Artist’s Statement

I see abstraction as  an interpretation of reality and when I started dealing with it, I had to accept burrowing through my wild.

I use abstract painting as a catalyst for intuitions  to take  distance from the real and investigate it.

I am  completely instinctive in the first part of my realisations  to better  dig out  of them a sensible content.

I  then introduce  on the   free flowing,  a figurative element which is  an abstract for the story,   a symbol for the feeling.

If sensations are too confused to be represented,  I will contain them in geometrical shapes that testify my own resistance against emotional deliquescence.

The concrete element  allows me to inhabit my work but  it’is not a guide for the viewer as it doesn’t command interpretation.

It is, in fact, a partial abstraction whose signification is left up to everybody  to find.

I’m determined to create without methodology nor anticipation in order to avoid theatricality, bluff and repetition.

I don’t intend to  intend, since intention is a form of confinement, as are all  a priori notions.

However, similar colours, shapes and impressions are often coming back.

They speak for my light and not light  founding elements: stained glass windows of all the churches where my mother was an organist, holy pictures my great grand-ma would show me endlessly,  memories of our home, destroyed by property developers after they forced us to go by setting the house on fire …

The sum of all my lives and  its resulting associations give my creations a coherence I have no control on.

Beyond shapes and shades, I am telling a story that  I would like others to take  over to juxtapose their own with it.

I paint hungrily and don’t like to be slowed down by a missing colour or a drying pause.

This is why mixed media are perfect to me as I dip into whatever is there to express myself rapidly.

About Me

I was born in Nice, half french, half italian, like my beautiful city.
My “coming out”, as an artist, is quite recent.
Though I always had, from my early years, reproduced what I imagine, traducing facts and emotions into symbolic images, I usually was disppointed with the result. What I had in mind was so much more beautiful that I would even prefer to put it down in words, on a sheet of paper …one day I would learn how to draw, how to paint.

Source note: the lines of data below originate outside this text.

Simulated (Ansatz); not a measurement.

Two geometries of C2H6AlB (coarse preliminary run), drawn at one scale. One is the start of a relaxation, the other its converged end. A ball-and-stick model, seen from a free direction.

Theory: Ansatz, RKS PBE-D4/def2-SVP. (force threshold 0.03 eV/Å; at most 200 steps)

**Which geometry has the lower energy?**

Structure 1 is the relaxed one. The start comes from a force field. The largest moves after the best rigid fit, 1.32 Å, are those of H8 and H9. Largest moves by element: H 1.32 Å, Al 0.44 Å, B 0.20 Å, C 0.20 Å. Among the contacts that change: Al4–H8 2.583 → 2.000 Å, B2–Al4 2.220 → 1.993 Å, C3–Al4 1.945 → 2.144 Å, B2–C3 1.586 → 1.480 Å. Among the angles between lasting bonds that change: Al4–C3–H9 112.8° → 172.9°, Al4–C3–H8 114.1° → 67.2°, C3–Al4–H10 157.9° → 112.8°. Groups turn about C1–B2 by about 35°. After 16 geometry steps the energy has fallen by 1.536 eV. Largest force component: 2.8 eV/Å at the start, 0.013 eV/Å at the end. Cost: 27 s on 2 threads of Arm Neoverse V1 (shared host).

I first did what I was expected to, studied (languages and journalism), worked, travelled and had plenty of children …until I met an enthusisastic painter. He was very found of my little drawings coloured with felt-pens, and encouraged me to show them around. Thanks to him, I started to dedicate some time to what I liked most and attended art classes from 2008 to 2011. I  now prefer to work alone to avoid being  influenced.

Practising abstract, as a way to improve my handling the colours, I discovered how liberating and expressive abstraction is. In fact, creating in different styles allows you to externalize a larger scale of feelings. Therefore.. my gallery is not homogeneous.

Under my name of Da Ros, I participated to:

  • Two MCA Cannes-Azur international art prizes in 2010 and 2012, where I was awarded succesively with a golden and a great golden medal
  • Two United Nations sponsored ALAF exhibitions in Aquitaine, ” Art Forêt ” and ” France- Mexique” in 2011.
  • In 2013, I was selected for, and attended,  the New Florence Biennale in Firenze.

After I changed my name in Breda (my grandmother’s name), I attended:

  • the Berliner Liste in 2015,
  • the international Béziers art fair in 2016,
  • the “Big city” accrochage in gallery2 Berlin 2016

Six of my works have been selected to be shown on screen at the Saatchi gallery in London.